Gagnon said it was Stephanie Raymond who made the first advances after a holiday party in December 2011. While Raymond, who insisted her name not be protected by a publication ban, said it was Gagnon who initiated and attempted to get oral sex. She initially went along with his actions, she said, because she worried about facing reprisals later (Raymond was discharged after filing a complaint). Gagnon, however, said she only raised objections when he tried to penetrate her at which point he stopped.
But the defence of honest but mistaken belief in consent is only allowed “if the accused took reasonable steps, under the circumstances, to ascertain consent for each sexual act,” wrote judge Johanne Trudel in her decision to overturn the not guilty verdict.
“By his own admission, the respondent did not take any step to ascertain the complainant’s consent to be undressed, touched, and kissed in the genital area, and penetrated without a condom,” Trudel wrote. “The respondent’s reliance on the complainant’s silence and her implied consent must be rejected as a defence.”
However, Chief Justice B. Richard Bell, who dissented, said it wasn’t wrong for the chief military judge to put the defence forward as an option.
“I am of the opinion that the respondent did not fail to take reasonable steps, in the circumstances known to him at the time, to ascertain that the complainant had affirmatively communicated, by words or conduct, her consent,” he wrote.
Clarity would be welcome, says Paulette Senior, president of the Canadian Women’s Foundation, and not just for courts still struggling with the “blurring of old-fashioned notions of what consent is.”

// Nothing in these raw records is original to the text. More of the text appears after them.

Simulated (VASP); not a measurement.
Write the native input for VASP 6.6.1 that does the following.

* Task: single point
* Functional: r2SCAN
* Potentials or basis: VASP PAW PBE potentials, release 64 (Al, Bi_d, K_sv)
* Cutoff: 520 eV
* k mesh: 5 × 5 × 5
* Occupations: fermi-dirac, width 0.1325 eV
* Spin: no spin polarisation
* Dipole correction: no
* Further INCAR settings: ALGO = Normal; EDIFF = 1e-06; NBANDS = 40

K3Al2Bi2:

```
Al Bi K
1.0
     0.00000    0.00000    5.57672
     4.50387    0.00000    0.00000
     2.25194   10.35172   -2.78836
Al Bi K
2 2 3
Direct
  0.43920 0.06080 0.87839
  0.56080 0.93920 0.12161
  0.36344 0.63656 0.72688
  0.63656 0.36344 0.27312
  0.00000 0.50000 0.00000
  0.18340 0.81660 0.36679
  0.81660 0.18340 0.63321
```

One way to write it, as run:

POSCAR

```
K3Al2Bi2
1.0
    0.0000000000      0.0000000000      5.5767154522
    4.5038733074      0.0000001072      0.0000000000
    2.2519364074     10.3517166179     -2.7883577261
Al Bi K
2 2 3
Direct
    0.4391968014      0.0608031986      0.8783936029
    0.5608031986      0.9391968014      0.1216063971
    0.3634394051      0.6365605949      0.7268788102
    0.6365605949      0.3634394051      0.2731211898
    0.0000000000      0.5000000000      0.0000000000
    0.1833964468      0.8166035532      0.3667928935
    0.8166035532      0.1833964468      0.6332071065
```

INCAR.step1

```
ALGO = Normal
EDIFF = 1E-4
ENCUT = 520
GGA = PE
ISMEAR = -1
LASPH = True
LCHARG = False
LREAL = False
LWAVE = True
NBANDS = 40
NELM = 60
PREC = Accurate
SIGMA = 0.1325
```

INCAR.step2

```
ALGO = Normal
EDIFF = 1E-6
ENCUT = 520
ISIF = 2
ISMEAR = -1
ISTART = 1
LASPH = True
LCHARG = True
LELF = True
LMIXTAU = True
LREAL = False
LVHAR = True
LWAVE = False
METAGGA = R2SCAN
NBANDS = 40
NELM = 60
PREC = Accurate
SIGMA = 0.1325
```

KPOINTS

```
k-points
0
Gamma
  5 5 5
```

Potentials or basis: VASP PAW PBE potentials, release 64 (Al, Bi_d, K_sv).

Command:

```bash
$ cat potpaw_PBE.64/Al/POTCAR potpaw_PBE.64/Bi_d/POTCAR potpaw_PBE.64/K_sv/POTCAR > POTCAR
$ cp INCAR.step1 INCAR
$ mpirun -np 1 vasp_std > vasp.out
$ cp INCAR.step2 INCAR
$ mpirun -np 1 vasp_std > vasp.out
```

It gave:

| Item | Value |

The foundation released a study in May showing Canadian’s understanding of consent has actually dropped in recent years. While a third of those surveyed in 2015 said they understood what it means to give consent, just 28 per cent surveyed in 2018 felt equally equipped.
“We’re now living in a time when, on a national level, Canadians are saying, ‘We don’t know enough and we want to know more,’” Senior says.
Having these conversations before the Supreme Court matters, says Constance Backhouse, a law professor at the University of Ottawa.
“The Supreme Court is sitting on a foundation of previous decisions and laws that, I think, were heavily laced with bizarre notions about women and sexuality and consent,” she says.
For decades, Backhouse says, it’s been one struggle then another. Advocates have fought widespread misconceptions about sexual assault in a bid to change the laws and, even after changing them, have had to fight to make sure that they’re been interpreted well by the courts.
“The majority of opinion is that the criminal justice system is not working well on sexual assault. We need to think about that. Why is that?”